Are US words worsening South China Sea issue?
Updated: 2012-08-15 08:07
By Zhao Shengnan (China Daily)
Observers question whether Washington is fueling tensions
The United States' latest statements about the South China Sea have prompted more US observers to question whether Washington's biased stance toward countries in the region will make relations there tenser and further complicate matters.
On Aug 3, the US State Department released a statement citing China's decision to upgrade the administrative level of Sansha city to the prefecture level and establish a new military garrison there as evidence that China is trying to militarize the South China Sea. China immediately responded by summoning Robert Wang, US charge d'affaires, to Beijing in protest of the accusation.

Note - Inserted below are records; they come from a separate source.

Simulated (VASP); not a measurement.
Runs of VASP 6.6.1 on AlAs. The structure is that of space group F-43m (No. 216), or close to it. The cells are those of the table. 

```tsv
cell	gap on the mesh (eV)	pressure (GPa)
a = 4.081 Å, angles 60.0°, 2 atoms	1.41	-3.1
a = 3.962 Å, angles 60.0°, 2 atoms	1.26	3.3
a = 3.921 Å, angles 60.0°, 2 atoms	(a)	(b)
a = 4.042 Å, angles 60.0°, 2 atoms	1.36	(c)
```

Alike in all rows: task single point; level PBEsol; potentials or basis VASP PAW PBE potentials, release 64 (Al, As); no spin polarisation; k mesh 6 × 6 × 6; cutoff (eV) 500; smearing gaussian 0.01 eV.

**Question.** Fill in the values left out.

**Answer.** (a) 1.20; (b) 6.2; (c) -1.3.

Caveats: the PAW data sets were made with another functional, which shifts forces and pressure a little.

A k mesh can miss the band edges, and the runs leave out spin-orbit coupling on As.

"Judging from the outrage coming from China at being singled out, after Vietnam and the Philippines had taken steps, without being criticized, to secure resources in the contested sea before China's own actions, the US statement seems to be backfiring," Douglas H. Paal, vice-president for studies at the Carnegie Endowment for International Peace, a US think tank, said in an article on Saturday.
China, Vietnam, the Philippines, Brunei and Malaysia have claims to sovereignty over various overlapping parts of the South China Sea, which contains valuable energy reserves and important sea lanes.
Paal warned Washington that its biased approach will undermine both its principles that are based on international laws and its strategic objectives in Asia, one of which is to manage China's rise "in ways that do not diminish vital American interests in the region".
China and the US usually cooperate as trade partners, but "US criticism of Beijing's latest move in the South China Sea hits too close to some of China's vital interests", said The Christian Science Monitor.
On Monday, US military newspaper Stars and Stripes newspaper, which reports on matters pertaining to the US armed forces, said some analysts maintain that China hasn't intentionally assumed a more aggressive policy in the South China Sea, but is rather trying to maintain the status quo in the face of its neighbors' sovereignty claims.
"Those viewing Chinese 'aggression' as the impetus for current tension might reasonably be asked why Beijing has only six outposts in the Nansha Islands, why Beijing is one of the only claimant states not currently pumping oil out of the South China Sea," Lyle Goldstein, an associate professor at the US Naval War College wrote in Foreign Policy magazine in July.
"China has not militarized its foreign policy and does not appear equipped to do so for a long time", while Manila and Hanoi "eagerly encourage American weight thrown onto their side of the competition with China for free", Pall said.
"This is where the US needs to move with caution and only after thinking many steps ahead", given that "China and those neighbors have more going constructively in trade, investment and other relations with each other than is at risk in this dispute", he added.
Washington's support of its allies in Southeast Asia has given rise to unnecessary tension in the region, but the region's strong desire for peace and development will certainly defeat any countries' provocations, said Zhang Jiuhuan, former Chinese ambassador to Thailand and Singapore.
Paul Keating, former prime minister of Australia, another US ally in the Asia-Pacific, said he has long held the view that the future of Asian stability cannot be cast by a non-Asian power - especially by the application of US military force.
"And with our trade preponderantly in North Asia and the greater part of that with China, there is every reason to support the development of a cooperative structure between the US and China in the Pacific," he said on Aug 6.